This is not only a morally reprehensible behavior – the poisoning the well fallacy is always a form of deception, and most of the time is also slander – it is also factually incorrect. While we may not be able to appreciate the ways in which a, b, and c are connected to x, y, and z, this doesn’t somehow eliminate the very real connection they share to one another.
In a debate context, it would hurt the debater bent on winning to honestly state “Sure a, b, c and x, y, z are related, but that relation would take a very long time to flesh out and evaluate.” It wouldn’t be conducive to him appearing to be valiant for the truth, and fixated on only those matters that really contribute to him finding out and defending the truth. It would also poke holes in his superficially airtight defense of his position in the debate. It would allow the audience to go and study on their own, and grapple with the difficulties involved in understanding the hypothetical opponent’s position.
Theology is Different
The hypothetical situation I mentioned above doesn’t mention any specific subject matter, so the question of just how complex and involved the relationship of a, b, c to x, y, z may be is completely undefined.
Theology, however, is different.
Theology is only properly deducible from the limited set of propositional data we have in the Bible. The Word of God is comprised of sixty-six books, and the totality of all of Christian doctrine is found therein.

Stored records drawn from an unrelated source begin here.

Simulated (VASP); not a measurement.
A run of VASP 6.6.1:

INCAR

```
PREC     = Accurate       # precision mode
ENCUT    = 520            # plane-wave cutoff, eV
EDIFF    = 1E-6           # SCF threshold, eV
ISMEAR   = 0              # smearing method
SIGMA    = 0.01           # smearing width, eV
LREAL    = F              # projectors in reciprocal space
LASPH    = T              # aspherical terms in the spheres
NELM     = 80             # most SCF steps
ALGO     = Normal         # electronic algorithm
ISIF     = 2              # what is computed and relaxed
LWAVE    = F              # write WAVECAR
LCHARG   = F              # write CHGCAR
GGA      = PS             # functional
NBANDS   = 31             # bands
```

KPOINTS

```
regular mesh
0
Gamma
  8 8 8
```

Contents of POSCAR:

So it is much easier to understand the way in which, for instance, the doctrine of the incarnation is directly related to the doctrine of marriage, than it is for a jury to understand how Joe Smith changing his child’s diaper has any relation to John Doe robbing a bank several thousand miles away from Joe Smith’s house.
Theologically, we are not lost in a sea of questions that have no answers, or ideas that have no discernible relation to other ideas. No. ALL of Scripture is interrelated. Therefore, everything is relevant when we are debating any doctrine.
We must learn to see past the “That’s not related to our discussion!” smokescreen put up by those who do not want us to think in a logically sound manner.
God is Logical.
Therefore, everything is connected; indeed, one doctrine cannot be dissevered from the rest without affecting the whole adversely.
In Acts 17:11, Luke tells us that the Bereans
…were more noble than those in Thessalonica; they received the word with all eagerness, examining the Scriptures daily to see if these things were so.
Note that the Bereans did not simply listen for prooftexts that sounded like they supported the doctrines of Paul and Silas, nor did they simply decide that the message was true upon their first hearing of the preaching of Paul and Silas.
The examined the Scriptures daily.
The Bereans listened to the preaching, but they examined the Scriptures daily to see if the preaching was so. And this was to their credit. The question we have to ask is: How did they do this?
In our day, for many people a list of prooftexts is enough to convince them that doctrine x or y is the teaching of Scripture. But what did the Bereans have? The Old Testament and the preaching of Paul and Silas.
And what does this mean?
It means that the Bereans had to listen intently to how the Scriptures were being used by Paul and Silas in their preaching. They had to make sure that the teaching they were being given, which relied upon the Old Testament, was derivable from the Old Testament. They had to make sure that the doctrine presented to them was coherent with what they knew the OT teaches.
This is a task that involves more than just listening to texts that seem to support a doctrine – it requires listening and testing and thinking, and making sure that what is taught is coherent, logically, theologically.
Are you pondering whether or not a doctrine is true? Search the Scriptures through and through. Learn what God says about himself, about the world, about everything he mentions. Seek to understand the system of doctrine contained in the Word of God. Don’t fall for the backhanded compliment that is made in order to deceive you into believing a falsehood.
Love the Lord your God with all your mind.